The biggest weakness in the Treasury’s new LLC order? Wire transfers

“This loophole is large enough you can drive a fleet of trucks through,” attorney says

TRD New York /
Jan.January 29, 2016 08:00 AM

The Treasury Department’s new initiative to track all-cash LLC buyers has been slammed by industry insiders as unnecessary, unconstitutional and a “witch-hunt.” But the most damning criticism? The initiative, which aims to crack down on money laundering and ill-gotten gains, may not even work.

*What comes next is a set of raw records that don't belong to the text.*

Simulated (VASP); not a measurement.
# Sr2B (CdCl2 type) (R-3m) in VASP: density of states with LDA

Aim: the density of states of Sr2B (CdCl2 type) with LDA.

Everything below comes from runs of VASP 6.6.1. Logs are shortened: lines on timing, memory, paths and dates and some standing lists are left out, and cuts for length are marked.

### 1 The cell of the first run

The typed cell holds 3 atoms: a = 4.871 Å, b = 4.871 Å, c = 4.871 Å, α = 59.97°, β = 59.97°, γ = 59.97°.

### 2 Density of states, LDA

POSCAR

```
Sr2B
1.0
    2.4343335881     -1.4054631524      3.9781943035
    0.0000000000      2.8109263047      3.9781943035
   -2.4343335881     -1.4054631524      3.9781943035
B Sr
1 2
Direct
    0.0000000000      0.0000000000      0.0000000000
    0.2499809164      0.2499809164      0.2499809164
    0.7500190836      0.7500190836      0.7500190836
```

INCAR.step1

The order, which requires title insurers to disclose the true buyers of homes over $3 million acquired in-all cash deals through shell companies, only focuses on sales completed with paper checks and dollar bills, and excludes wire transfers, which experts say are commonly used on so-called “cash deals.”

“We don’t have people coming to closings with suitcases full of cash,” said Stuart Saft, who heads Holland & Knight’s real estate practice. Monitoring payments made with currency will have no effect, Saft said, because those payments simply don’t exist at the $3 million-and-up level.

At the luxury price point, the true all-cash deal — which conjures up cartoonish images of men in dark sunglasses slapping down bands of bills after tense negotiations — is close to fiction, said real estate attorney Adam Leitman Bailey.

Paying with cashier’s checks or certified checks, however, is much more common, and is covered by the Treasury’s new reporting requirements. Title insurers typically know more about buyers than any party in a deal, according to real estate attorney Petro Zinkovetsky, and are likely to have collected information that a bank issuing a cashier’s check may not have.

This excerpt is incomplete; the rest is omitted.